Joe Theismann had done all he could do, and now the highest-scoring game in NFL Monday Night Football history would be decided by the right foot of the league's best kicker, Mark Moseley.
Theismann, the Washington Redskins' holder on field goals and extra points as well as their starting quarterback, was okay with that.
"Mark had been the MVP of the league the year before [in 1982]," Theismann recalled recently. "I'm thinking, 'We're gonna win.'"
The usually reliable Moseley -- one of the NFL's last straight-on kickers -- shanked a 39-yard field-goal attempt to the right as time expired, allowing the Green Bay Packers to escape with a sizzling 48-47 victory on a chilly Wisconsin night 18 years ago.

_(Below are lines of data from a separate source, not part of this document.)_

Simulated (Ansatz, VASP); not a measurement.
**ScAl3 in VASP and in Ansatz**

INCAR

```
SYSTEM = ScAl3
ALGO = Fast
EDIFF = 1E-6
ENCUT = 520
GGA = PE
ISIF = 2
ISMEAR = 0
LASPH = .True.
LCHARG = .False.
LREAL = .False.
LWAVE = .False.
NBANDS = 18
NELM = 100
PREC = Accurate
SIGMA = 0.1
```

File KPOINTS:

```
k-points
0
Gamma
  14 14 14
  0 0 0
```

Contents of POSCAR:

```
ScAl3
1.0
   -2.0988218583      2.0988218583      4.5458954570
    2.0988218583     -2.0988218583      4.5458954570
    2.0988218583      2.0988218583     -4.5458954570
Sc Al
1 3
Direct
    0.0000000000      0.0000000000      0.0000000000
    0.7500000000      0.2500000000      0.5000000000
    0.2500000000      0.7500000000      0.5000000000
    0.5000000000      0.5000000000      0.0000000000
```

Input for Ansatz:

"No matter if you were fans of the Redskins or the Packers, it gave you everything you could possibly want," Theismann said of this epic affair, which still ranks as the fifth highest-scoring game -- regardless of day -- in league history.
"A long time ago, I went to the Indianapolis 500 time trials. I watched fifteen cars going by at about 190 miles per hour. I didn't know which car to look at. That's kind of what this game reminded me of. Everybody kept running by, scoring touchdowns."
James Lofton, a Packers wide receiver that night, can recall only bits and pieces of what happened and would appreciate a visual reminder.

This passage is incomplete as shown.